The Conclusion to Part II presents a young, light-hearted child who frolics in the unconscious innocence of childhood while the father laments his own limitations using the language of paradox. The child is almost ethereal, “a limber elf” and “a fairy thing” whose carefree image is juxtaposed with the meditative, self-consciousness of a father so overwhelmed by this “vision” that he struggles to put his feelings of love into words. The father can only voice his adoration using abusive language: “. . . he at last / Must needs express his love's excess / With words of unmeant bitterness” (663-665). Rather than find a language of love to depict the enchantment of watching his child, the father laments the habituation that causes him to resort to the language of “rage and pain.” The representation of the father’s struggle to articulate the depth of love that he feels for his child demonstrates the overwhelming force of his feelings as well as the power of poetic language. The father’s internal turmoil illustrates the gap between the magical experience of the unconscious child who can revel in the immediacy of the moment and the painful self-consciousness of the adult who endeavors to express his feelings even as he suffers from the awareness of his disconnection from the child.[21] The father undergoes the poignant and excruciating process of attempting to find language that corresponds to his emotions, a challenge he embraces despite its futility; not only is the father aware of his limitations as a parent, but he also recognizes his limitations as a poet who fails to control the meaning of his poetry.
When read as an allegory of the poet’s struggle to control a poem that inevitably takes on a life of its own, the Conclusion to Part II synthesizes the insight of the earlier sections of the poem. The Conclusion to Part II returns to the bardic figure and uses the language of mourning to show that excessive repetition can be productive, albeit unexpectedly so. The father-poet watches the movement of his child-creation with ambivalent aggression and explores this unsettling insight, that he cannot control his creation. The poet can only sit idly and watch his offspring while intoxicating figures of speech overwhelm him. [22]
656-661A little child, a limber elf,
Singing, dancing to itself,
A fairy thing with red round cheeks,
Makes such a vision to the sight
As fills a father's eyes with light;
The poet puts his brain-child, the figure of speech, into play even though he longs to maintain control over it. His creation is an “elf” or “fairy thing” in constant motion, whose pliability as a “limber” dancer cannot be contained as he bends or turns like the echoes of the bells in the earlier section. Even the figure’s movement has its own echo when “elf” repeats at the end of the first two lines and, as a result, assumes a unique self-identity or self-possession, “its-elf.”

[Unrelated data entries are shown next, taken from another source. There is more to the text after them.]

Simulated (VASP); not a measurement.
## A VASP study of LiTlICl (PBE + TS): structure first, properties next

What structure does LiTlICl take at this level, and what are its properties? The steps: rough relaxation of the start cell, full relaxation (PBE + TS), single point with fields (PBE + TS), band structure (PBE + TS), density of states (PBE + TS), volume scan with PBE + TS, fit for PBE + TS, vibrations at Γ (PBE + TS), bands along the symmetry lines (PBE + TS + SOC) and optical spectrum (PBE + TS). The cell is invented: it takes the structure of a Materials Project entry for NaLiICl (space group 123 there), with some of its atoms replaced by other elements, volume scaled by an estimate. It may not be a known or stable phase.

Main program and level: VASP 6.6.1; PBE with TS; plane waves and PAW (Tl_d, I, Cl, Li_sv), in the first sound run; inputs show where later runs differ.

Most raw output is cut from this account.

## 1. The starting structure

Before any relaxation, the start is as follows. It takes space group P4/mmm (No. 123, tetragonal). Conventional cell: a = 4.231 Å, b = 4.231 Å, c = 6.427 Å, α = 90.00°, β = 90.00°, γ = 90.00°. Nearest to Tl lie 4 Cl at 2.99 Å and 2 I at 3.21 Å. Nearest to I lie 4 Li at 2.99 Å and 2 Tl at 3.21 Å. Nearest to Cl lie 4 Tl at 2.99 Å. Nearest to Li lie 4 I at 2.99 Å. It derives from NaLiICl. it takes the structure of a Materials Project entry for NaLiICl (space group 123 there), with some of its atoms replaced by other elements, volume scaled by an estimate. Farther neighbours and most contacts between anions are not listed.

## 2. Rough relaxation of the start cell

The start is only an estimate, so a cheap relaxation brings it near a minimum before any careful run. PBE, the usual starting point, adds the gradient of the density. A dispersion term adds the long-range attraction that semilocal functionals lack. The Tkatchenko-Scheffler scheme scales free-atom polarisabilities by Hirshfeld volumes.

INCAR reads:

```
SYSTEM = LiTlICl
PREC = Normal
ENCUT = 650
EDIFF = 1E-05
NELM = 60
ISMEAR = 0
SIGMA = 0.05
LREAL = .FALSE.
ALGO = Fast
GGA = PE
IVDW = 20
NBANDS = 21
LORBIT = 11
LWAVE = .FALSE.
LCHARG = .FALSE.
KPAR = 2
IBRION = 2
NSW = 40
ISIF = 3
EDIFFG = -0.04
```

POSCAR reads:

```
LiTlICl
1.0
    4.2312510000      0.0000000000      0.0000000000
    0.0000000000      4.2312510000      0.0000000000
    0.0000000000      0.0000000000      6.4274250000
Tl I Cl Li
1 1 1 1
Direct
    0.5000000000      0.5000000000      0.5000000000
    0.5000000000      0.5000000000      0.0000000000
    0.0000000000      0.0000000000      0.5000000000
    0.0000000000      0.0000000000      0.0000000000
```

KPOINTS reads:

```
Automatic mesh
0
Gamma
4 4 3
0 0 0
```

The elf thus reproduces itself, taking on its own procreativity as it moves with reckless abandon. The elf seems to act without direction or purpose since it "always finds, and never seeks," which strikingly contrasts with the father’s anguished search for words he cannot find. When the vision of the dancing elf "fills a father's eyes with light," the poet experiences a sensory overload where all he can do is continue to create and attempt to describe the overwhelming effect of watching his creation as separate from himself.
662-665And pleasures flow in so thick and fast
Upon his heart, that he at last
Must needs express his love's excess
With words of unmeant bitterness.
The account of the poet’s process—watching his offspring at some remove—suggests that he experiences this disconnection like a traumatic event in which consciousness is flooded by external stimuli. He tries to describe this overwhelming deluge: “pleasures flow in so thick and fast / Upon his heart . . .” however, he can only stress the uncontrollable and uncontainable power of such emotion. Even though the poet cannot control his offspring, he does not turn away but is compelled to continue to watch and try to communicate his experience of impotence. Haunted by this painful process, his creativity propels him to action by way of composing a poem: “he at last / Must needs express . . .” This overwhelming experience of the creative process exposes the poet’s failure to maintain an unbreachable union between himself and his creation. In addition, the effects of this failure reverberate and materialize in his attempts to represent this rupture or at least to represent the inexplicable feelings produced by this rupture. He cannot put his sensations into straightforward terms because his senses have been overwhelmed; yet, unable to resist their force, the poet voices “words of unmeant bitterness.”
The poem shows how the rupture between poet and creation is not only necessary, but even essential because it exposes the disjunction between intention and significance. Rather than abandon the poem as a failure to produce meaning, the poet dramatizes his internal conflict, his reluctance to relinquish the idea that he can sustain control of the meaning produced by repetition. The poet stages this recognition as a battle:
666-672Perhaps 'tis pretty to force together
Thoughts so all unlike each other;
To mutter and mock a broken charm,
To dally with wrong that does no harm.
Perhaps 'tis tender too and pretty
At each wild word to feel within
A sweet recoil of love and pity.
Assertive language manages to “force together” what appears irreconcilable. But “perhaps” occurs twice in this section, a repetition that points to the poet’s struggle and even negates his authority because it sounds like resignation.
The poet’s internal conflict reveals a paradox: he would like to control his offspring, but, he recognizes the impossibility of retaining such authority. Although the inability to control meaning has already occurred in Part II with the dissolution of the bells, this insight arrives only afterward, as the poet reflects on it belatedly. In other words, the poet processes the significance of the loss of control over meaning after it has already happened, during this introspective reflection. The poet vainly attempts to reassert control when he tries “to force together / Thoughts so all unlike each other.” The oxymoron “sweet recoil” underlines the poet’s struggle with the disjunction between his intention and his creation, which he, surprisingly, celebrates.
673-677And what, if in a world of sin
(O sorrow and shame should this be true!)
Such giddiness of heart and brain
Comes seldom save from rage and pain,
So talks as it's most used to do.
What seems to be a lament over his failure to control his creation generates a poem that surpasses this failure, an action that differs from Sir Leoline’s passivity. The poet points to a truth about poetic creativity, albeit an indirect truth that emerges from the juxtaposition of the Conclusion to Part II with the earlier sections. It becomes more explicit when the Conclusion to Part II echoes the earlier language that described Sir Leoline and his wounded psyche:
636-639Within the Baron's heart and brain
If thoughts, like these, had any share,
They only swelled his rage and pain,
And did but work confusion there.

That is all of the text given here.